2.5D game actor facing the opposite of the mouse cursor position

Hello everyone. I am having a lot of trouble trying to make this behaviour.

I’ll attach you the blueprint that i made and a video link showing the problem.

I like the following method because it’s so universal and incredibly flexible:

  • imagine we create a virtual plane at the actor location, the plane is facing you
  • we then trace from the camera towards the cursor
  • at some point, the trace will intersect with the plane
  • we can rotate to face that point in 3d space

Image from Gyazo

If you print out the mouse position, you’ll see it has nothing to do with the X position of your actor. That’s the main problem.

I don’t usually work with flat D, so don’t have a good answer yet…

Thank you for the answer.
In this way my actor rotates in the z axis, not sure why. My actor should rotate on the y axis, to point the opposite
position of my mouse cursor

You’re seeing weird results because MouseX is a value between 0 and the maximum horizontal resolution of your display, it can be several thousand pixels if you’ve got many monitors…

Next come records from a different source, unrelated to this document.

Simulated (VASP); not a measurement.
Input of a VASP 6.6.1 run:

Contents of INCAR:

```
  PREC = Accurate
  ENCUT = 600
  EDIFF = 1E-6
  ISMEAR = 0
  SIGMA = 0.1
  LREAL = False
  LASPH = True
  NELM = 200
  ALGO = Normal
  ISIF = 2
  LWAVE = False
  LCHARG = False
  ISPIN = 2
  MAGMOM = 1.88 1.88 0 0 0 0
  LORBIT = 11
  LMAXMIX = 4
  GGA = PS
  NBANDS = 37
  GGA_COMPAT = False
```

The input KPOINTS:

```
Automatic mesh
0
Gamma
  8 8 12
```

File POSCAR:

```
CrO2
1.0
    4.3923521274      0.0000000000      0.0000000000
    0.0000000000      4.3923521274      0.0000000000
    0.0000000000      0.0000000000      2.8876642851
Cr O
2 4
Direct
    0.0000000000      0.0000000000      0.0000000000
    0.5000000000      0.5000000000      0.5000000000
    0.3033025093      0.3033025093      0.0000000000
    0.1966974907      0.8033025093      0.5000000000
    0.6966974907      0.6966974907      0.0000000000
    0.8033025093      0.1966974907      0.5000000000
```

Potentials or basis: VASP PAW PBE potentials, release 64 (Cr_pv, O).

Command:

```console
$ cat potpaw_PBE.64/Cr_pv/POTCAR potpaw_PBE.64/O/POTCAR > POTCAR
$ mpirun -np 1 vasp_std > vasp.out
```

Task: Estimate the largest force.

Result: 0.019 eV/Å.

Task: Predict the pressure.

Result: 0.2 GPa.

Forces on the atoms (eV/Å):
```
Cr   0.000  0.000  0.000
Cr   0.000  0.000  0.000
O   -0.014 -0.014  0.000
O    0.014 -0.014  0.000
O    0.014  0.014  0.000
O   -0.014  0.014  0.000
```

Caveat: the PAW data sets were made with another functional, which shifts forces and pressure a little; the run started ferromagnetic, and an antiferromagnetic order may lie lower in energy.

Lets say we’re dealing with 1920x1080 only, though:

  • when the cursor is close to the left hand side of the viewport, you set Roll to 0, at far right you set the Roll to 1920 and anything in between. Roll is 360 degrees - essentially, it ends up tumbling the actor around many times as you can fit multiple 360s in 1920.
  • if you now work in actor world location, it gets even worse; what happens when the actor is at -8000; you get mouseX 1000 - 8000 and end up with -7000 roll and that’s like 20 full spins

Essentially, it’s what ClockworkOcean says in his comment, screenspace (mouse location) is very different from world space. We need a translation.

To visualise what I mean:

  • there is a plane at actor location we’re tracing against
  • the yellow arrow is the trace from the camera towards the cursor (projected into the world)
  • this trace hits the plane - that’s the intersection point
  • we then rotate the object towards that point - the green arrow

Hope this makes sense.

This is a great method if you want to rotate things at arbitrary angles but can’t afford / don’t want to rely on geometry.

Hello Everynone. Thank you for the answer, i did it and it’s working perfectly, i’m so happy that its finally working! Thank you so much!